UVA 11121 - Base -2 (数论)

Problem D
Base -2 
Input: Standard Input

Output: Standard Output

 

The creator of the universe works in mysterious ways. But he uses a base ten counting system and likes round numbers.

Scott Adams

Everyone knows about base-2 (binary) integers and base-10 (decimal) integers, but what about base -2? An integer n written in base -2 is a sequence of digits (b_i), writen right-to-left. Each of which is either 0 or 1 (no negative digits!), and the following equality must hold.

n = b₀ + b₁(-2) + b₂(-2)² + b₃(-2)³ + ...

The cool thing is that every integer (including the negative ones) has a unique base--2 representation, with no minus sign required. Your task is to find this representation.

Input
The first line of input gives the number of cases, N (at most 10000). N test cases follow. Each one is a line containing a decimal integer in the range from -1,000,000,000 to 1,000,000,000.

Output
For each test case, output one line containing "Case #x:" followed by the same integer, written in base -2 with no leading zeros.

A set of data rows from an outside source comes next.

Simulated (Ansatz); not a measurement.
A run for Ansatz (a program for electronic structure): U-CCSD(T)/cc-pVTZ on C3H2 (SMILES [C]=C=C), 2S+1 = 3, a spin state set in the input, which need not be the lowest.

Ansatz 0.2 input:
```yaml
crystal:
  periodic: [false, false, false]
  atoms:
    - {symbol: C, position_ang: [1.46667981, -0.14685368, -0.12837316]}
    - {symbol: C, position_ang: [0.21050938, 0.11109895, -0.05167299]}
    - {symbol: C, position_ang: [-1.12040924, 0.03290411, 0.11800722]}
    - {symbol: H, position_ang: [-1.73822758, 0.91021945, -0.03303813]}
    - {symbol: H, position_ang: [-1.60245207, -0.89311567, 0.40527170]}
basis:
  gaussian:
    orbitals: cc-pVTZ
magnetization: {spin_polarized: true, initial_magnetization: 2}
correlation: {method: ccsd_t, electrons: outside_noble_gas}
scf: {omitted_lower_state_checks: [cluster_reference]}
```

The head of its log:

Sample Input                       Output for Sample Input

4 1 7 -2 0

Case #1: 1 Case #2: 11011 Case #3: 10 Case #4: 0

题意:把给定的n转化为-2进制数输出。

思路：就是进制转化。。注意取模的时候有出现-1的情况要变成1来处理。

代码：

#include <stdio.h>
#include <string.h>
#include <math.h>
const int MAXN = 222222;
const int base = -2;
int T, n, MOD;
int out[MAXN], outn;

int main() {
	int t = 0;
	scanf("%d", &T);
	while (T --) {
		outn = 0;
		scanf("%d", &n);
		if (n == 0)
			out[outn ++] = 0;
		while (n) {
			MOD = n % base;
			if (MOD == -1)
				MOD = 1;
			n = (n - MOD) / base;
			out[outn ++] = MOD;
		}
		printf("Case #%d: ", ++ t);
		for (int i = outn - 1; i >= 0; i --)
			printf("%d", out[i]);
		printf("\n");
	}
	return 0;
}